Now they can watch and learn over 100 salsa dance moves, going from beginner to advanced, where ever they are! We are now on iPhone, iPod Touch, iPad and Android devices. See the videos below for details.
POCKET SALSA FOR IPOD TOUCH, IPHONE AND IPAD
To download Pocket Salsa for iPhone or iPod Touch from the iTunes AppStore, go tohttp://addicted2salsa.com/iphone .
Pocket Salsa for Android Devices
To install from the Android Market
Go to the Android Market Webstore here: http://market.android.com/details?id=com.addicted2salsa.pocketsalsa or you can watch this video!.
Well, got back from LA Congress (in one piece). However, more on that story (and its videos later on). However, I'd like to talk about playing with the music – since I finally found some video that someone took of Alex Lima one of my favorite solo dancers that really understand how to choreograph to the music. His solo choreography is amazingly fast, precise and fun to watch. I saw Alex Lima perform at Palm Springs several months ago, but at that time I was without a camera. Regardless, pay attention to the song that is being played as he dances to it. Notice how the footwork and body movements are nicely synchronized to the fluidness of the song. Of course, this is a video – but I remembered watching it live was an amazing experience.
Again, the master of movement. Now, this video was submitted in the videoclips section – and usually I don't post information about it here, unless its important. You can see how easily he moves through all the SIMPLE patterns. I had received an email 2 days ago about a guy just starting to learn salsa and wanting to do complicated patterns (Mayan style) in order to show people that he knew how to salsa. But the fact is – it is NOT about complicated patterns – it is about being a good dancer. What do I mean by a good dancer? Let me reiterate for the 1000 time:
– Be smooth in your motions. Better to do a simple pattern well, than a complicated one horribly.
– Take good care of your follow. She must get through the pattern before you do.
– Let your pattern have fun. The more the follow has fun, the more you will be looked at as a great dancer.
– Add flavor to your step. Adding simple body motions and arm styling helps show that you are comfortable with what you are doing and can really shake it (in a smooth way).
– Ladies love to spin. Be a good lead to help them perform double and triple turns. Spin, spin, spin – smoothly.

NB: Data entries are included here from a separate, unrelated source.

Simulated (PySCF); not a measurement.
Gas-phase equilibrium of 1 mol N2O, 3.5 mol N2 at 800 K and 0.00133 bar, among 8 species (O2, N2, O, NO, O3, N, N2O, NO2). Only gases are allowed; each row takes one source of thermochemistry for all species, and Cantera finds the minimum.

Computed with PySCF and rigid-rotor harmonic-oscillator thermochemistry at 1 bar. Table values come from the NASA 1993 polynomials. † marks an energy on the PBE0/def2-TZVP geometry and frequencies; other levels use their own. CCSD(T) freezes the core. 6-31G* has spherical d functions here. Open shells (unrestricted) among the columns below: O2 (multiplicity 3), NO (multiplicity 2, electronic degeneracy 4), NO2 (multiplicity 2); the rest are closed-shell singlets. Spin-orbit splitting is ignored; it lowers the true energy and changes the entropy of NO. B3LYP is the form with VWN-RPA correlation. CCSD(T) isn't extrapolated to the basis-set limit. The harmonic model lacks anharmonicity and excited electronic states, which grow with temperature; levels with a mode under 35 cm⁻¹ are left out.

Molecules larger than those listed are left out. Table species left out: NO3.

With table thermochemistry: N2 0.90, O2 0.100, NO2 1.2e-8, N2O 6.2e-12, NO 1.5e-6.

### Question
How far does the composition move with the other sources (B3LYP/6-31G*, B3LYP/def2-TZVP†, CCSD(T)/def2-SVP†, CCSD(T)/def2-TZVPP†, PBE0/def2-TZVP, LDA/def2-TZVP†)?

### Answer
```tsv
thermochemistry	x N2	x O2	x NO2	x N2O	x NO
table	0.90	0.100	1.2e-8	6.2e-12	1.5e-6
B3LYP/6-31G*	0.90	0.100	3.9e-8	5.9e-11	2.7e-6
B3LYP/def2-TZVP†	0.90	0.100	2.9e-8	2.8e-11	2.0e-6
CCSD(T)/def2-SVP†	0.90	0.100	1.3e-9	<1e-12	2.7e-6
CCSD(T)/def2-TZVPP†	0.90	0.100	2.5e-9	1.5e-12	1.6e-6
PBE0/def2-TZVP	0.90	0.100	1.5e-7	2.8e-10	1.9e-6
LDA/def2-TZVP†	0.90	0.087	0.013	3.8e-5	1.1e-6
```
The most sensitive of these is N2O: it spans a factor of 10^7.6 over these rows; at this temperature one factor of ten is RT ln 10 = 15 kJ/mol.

There is a lot more that goes into it but those are the biggest ones that I need to keep reiterating to everyone who is starting off. IT TOOK ME YEARS TO REALIZE THIS, so I'm helping cut the red-tape.
One last thing for the ladies that I'd like to point out in this video – this lady is an amazing spinner (and with Milton even more). At around time 55sec (or -2:10) – she starts spinning. You might say 'whooptee-do'. But the amazing part is that she speeds up in the middle of her spinning. The fact in spinning is that your fastest spin is your first one because it provides you the momentum you need for the rest. It is hard to increase your speed in the middle of spinning – WITHOUT throwing you off balance and staying in control of your timing. Simply amazing!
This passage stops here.